Track One: I Heard It Through the Grapevine

I had been working late, coming home on the 605 Freeway, listening to SNAP (an alternative music program) on public radio station KCRW. The host, Deirdre O-Donahue, had just returned from a roots-finding mission in Ireland. She was raving about a book she had picked up there about an imaginary rock band called The Committments. She mentioned the author–was that Paddy Doyle? My car radio didn’t pick up KCRW in Santa Monica very well. I thought, I’ll call her and get the author’s name when I get home.

Of course, like most radio stations, the line was busy.

Track Two: Mercy, Mercy Me (The Ecology)

Now, I had been doing my own roots-finding through Irish music as well. It started with The Waterboys, but then I found the Pogues used, then blossomed into fruition when someone sold their entire Van Morrison collection to the used CD store. Buying used CDs is smart. Not only is it good for the environment–used CDs don’t have longboxes and buying one is a bit like recycling–but it is usually cheaper than a new CD and a higher profit item for the store compared to a new CD, otherwise known as a win-win situation. Independent CD stores are like independent bookstores; since they can’t compete with the discounts that the chains are able to get, they usually carry a wider selection and have used bins. So, within the space of about two months, I had 15 CDs of great Irish growling. This book called The Committments, about an Irish rock band of the same name, sounded like just my thing.

Track Three: Land of 1,000 Dances

Books and stories about rock music have always interested me, especially if they have a twist. My friend Jim Cappio can’t stand this “subgenre” and you may share his opinion, but to each his own.

There’s been some good work done this way, like (in order of recommendation):

  • The Armageddon Rag by George R.R. Martin, about the fictional Nazgul
  • This is Spinal Tap (movie, album, way of life)
  • “Flying Saucer Rock and Roll” by Howard Waldrop, about the fictional Kool-Tones
  • “Touring” by Gardner Dozois, Jack Dann, and Michael Swanwick, about Buddy Holly, Janis Joplin, and the Big Bopper
  • Espedair Street by Iain Banks, about the fictional pop band Frozen Gold
  • The Kill Riff by David J. Schow, about the fictional heavy metal bands Whip Hand, ‘Gasm, and Electric Shock
  • The Scream by John Skipp and Craig Spector, about the demon band of the same name.

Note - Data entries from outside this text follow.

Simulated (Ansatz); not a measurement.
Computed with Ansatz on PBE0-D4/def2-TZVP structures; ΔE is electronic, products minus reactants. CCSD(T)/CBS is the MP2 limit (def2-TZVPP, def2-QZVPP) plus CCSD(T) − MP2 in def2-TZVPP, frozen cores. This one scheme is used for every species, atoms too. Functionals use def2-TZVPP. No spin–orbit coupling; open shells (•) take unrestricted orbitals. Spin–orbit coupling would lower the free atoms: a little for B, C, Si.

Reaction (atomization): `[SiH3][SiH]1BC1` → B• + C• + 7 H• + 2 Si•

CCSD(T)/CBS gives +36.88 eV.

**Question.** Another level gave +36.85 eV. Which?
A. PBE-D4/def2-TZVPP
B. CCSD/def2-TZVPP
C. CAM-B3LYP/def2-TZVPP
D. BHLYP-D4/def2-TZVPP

Track Four: I Found a Love

Jill and I just moved to Colorado–Jill to return to college, me to get out of the smog. Unfortunately, I had to return to LA after we had completed the move to train my replacement for the job I left. (Well, the money was nice, too.)

I was flipping through the LA Times and noticed a movie ad for…The Committments. Goddamn! they made that book I can’t find into a movie. Who’s it written by? Roddy Doyle.

I’ve got to have it, no ifs ands or buts. I rush down to Book Soup at 9:00 pm on a Thursday. There it is, sitting on the shelf, The Committments, by Roddy Doyle (Vintage Contemporaries, 1989). I rush “home” and read it in three hours.

Track Five: Do Right Woman Do Right Man

The Committments is a novel of dialogue–or, more accurately, dialect. It tells of the formation of Dublin Soul. Soul music in Ireland? Well, the theory is that the Irish are the “niggers” of Europe, and the Dubliners are the “niggers” of Ireland, and the North Siders are the…you get the point. Rescuing a couple of mates from the horrors of playing Depeche Mode, Jimmy Rabitte puts together The Committments by placing an ad in the paper reading: “Have you got Soul? If yes, the World’s Hardest Working Band is looking for you.”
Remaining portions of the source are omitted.